Short Meditations in Philippians: 1. Heart Fellowship
Phil 1:7 I have you in my heart
Traditionally, when doing ‘short meditations’ I have gone verse by verse through a passage but as I approach this book, I want to focus on the confidence that the apostle Paul has in his friends and fellow believers who live in Philippi, not his own confidence so much, although that will come out. What can we learn from this?
I have been arrested by this starting verse and am challenged by it. I have thought about creating memories just recently; planning a particular day out I found myself thinking at the end of the day prior to the event, this time tomorrow my mind is going to be filled with new memories of what we are going to experience tomorrow – and so it was, and so it is when you have an itinerant ministry like Paul’s and go from church to church and see God moving in people’s lives. You come home thinking of them, of what happened to them, and you yearn for them to have even more of God.
So Paul travels from place to place and more and more builds memories of people, people he has touched as he has ministered to them, and by whom he has been touched. That’s how it is.
But when it isn’t like that, which is true for most of us, how does it work, because most of us do not have itinerant ministries? So who do we hold on our hearts? Well, as a starting point, hopefully our closest family. I pray for my family – our children and their children, our grandchildren, every day – and am provoked and encouraged by the memory of my wife’s mother, now passed away, who used to pray daily for the whole family. I seek to pick up her baton, so to speak, so I pray daily for them because I have them in my heart.
But is that all? Are they the only ones there? Well, I am a realist, or so I tell myself, and realistically I am rubbish at praying for people I do not know. There are some – and you may be one of them – who has the grace to pray for people on the other side of the world who you have never met, but that is not me. I need to know the people I have on my heart.
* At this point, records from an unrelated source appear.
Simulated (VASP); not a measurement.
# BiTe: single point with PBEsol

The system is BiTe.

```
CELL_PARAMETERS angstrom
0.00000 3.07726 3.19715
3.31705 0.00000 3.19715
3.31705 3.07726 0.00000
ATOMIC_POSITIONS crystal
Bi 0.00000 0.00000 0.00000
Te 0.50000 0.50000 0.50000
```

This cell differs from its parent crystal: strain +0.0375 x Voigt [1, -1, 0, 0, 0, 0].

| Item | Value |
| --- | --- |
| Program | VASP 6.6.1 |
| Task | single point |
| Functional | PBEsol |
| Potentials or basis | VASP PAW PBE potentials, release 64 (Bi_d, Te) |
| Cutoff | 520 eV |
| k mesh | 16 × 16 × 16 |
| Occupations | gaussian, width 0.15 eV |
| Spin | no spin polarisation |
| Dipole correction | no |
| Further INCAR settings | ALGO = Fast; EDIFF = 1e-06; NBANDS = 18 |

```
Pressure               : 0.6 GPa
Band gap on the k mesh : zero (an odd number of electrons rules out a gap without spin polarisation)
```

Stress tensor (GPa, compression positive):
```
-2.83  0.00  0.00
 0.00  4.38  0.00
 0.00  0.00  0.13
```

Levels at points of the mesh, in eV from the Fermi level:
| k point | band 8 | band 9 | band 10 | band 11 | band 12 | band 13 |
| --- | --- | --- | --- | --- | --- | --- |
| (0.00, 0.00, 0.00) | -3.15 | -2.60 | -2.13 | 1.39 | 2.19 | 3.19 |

Now it is possible to be utterly self-centred and simply focus on ‘me-prayers’ and so in a measure it becomes a discipline to put other people on my heart; it does not come naturally. It needs to be a work of grace, but as I focus on other people around me – they may be believers, they may by unbelievers – I can purposefully ask the Lord to put such people on my heart. Some I will interact with and so naturally, they are there on my heart, but others I see only at a distance and, if I am honest, I need to ask the Lord to establish them in my heart to become a focus of prayer. I need His grace.